The "critique" in the linked slide show seems to represent an apparent discrepancy: a significant correlation between FICO and OtE (evidently a measure of "openness") while there is no significant relation between OtE and FICO in the multiple regression model. These findings are in the context of the authors having hypothesized a relation between FICO and E (a measure of "extraversion") that was not supported by the multiple regression. They did not hypothesize a relation of OtE to FICO.
The absolute values of the coefficients aren't the important issue in these significance tests. A correlation coefficient is restricted to the range [-1,1]; the observed correlation coefficient of -0.17 between OtE and FICO would be significantly different from zero, given the number of cases, if those variables had a joint normal distribution. So that's considered "significant."
The $\beta$ coefficients have no such restriction so that their magnitudes depend on the measurement scales. For example, a car with a certain fuel efficiency will have different values depending on whether you express that efficiency as miles per gallon, kilometers per liter, etc. What's important in evaluating significance of a regression coefficient is the ratio of the coefficient to its estimated standard error; in the ratio the measurement scale cancels out. Table 2 of the paper (not in the slideshow) reports that the standard error of the -11.79 E regression coefficient was 11.69, and for the -28.2656 OtE regression coefficient was 16.91. Neither coefficient reached the ratio of about 2 between coefficient and standard error needed to reach statistical significance.
So how to deal with the apparent discrepancy between a "significant" correlation between FICO and OtE and a "non-significant" coefficient in multiple regression? This is explained as follows. A correlation coefficient just looks at two variables. A regression coefficient looks at the relation of a predictor variable to the outcome variable when all the other variables are taken into account. The reason the authors did a multiple regression was because they has some hypotheses to test about relations of certain variables to FICO, and knew that they had to take the effects of other variables into account to try to isolate the relations they were testing.

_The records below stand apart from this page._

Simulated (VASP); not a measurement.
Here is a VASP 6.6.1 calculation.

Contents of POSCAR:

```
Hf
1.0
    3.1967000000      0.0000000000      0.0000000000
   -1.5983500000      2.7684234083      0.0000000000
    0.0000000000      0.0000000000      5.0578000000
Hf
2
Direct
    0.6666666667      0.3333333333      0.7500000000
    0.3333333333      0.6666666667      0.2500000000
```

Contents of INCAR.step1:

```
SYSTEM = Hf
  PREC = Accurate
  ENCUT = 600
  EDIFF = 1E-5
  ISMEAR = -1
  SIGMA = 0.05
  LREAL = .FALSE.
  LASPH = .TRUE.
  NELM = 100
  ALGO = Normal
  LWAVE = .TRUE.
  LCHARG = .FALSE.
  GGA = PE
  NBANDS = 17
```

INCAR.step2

A potential problem with the paper is that OtE and E are significantly correlated with each other ($r = 0.27$ from Table 1, in slide show), and both have nominally negative correlations with FICO. The point of "taking other variables into account" is to try to correct for correlations between variables that are measuring different things. But if both OtE and E are related to some deeper personality characteristic, then they might be two ways of measuring the same thing and this multiple regression could end up as a type of over-correction. The multiple regression perhaps couldn't determine which of these 2 variables to credit with the relation to FICO, so that both multiple regression coefficients ended up with standard errors too large to be considered significant. When predictor variables are correlated this can even lead to changes in the signs of coefficients between single comparisons and multiple regression.
So at a superficial level the authors did nothing wrong. These coefficients were not "statistically significant" in the multiple regression. There is a good chance, however, that had they approached this problem in a more sophisticated way they might have found different results. Trying to examine that many variables (11) with so few cases (142) can lead to problems, which the authors did not seem to address. There can be better ways to deal with these issues, such as principal components regression, ridge regression, and LASSO, which the authors evidently did not explore.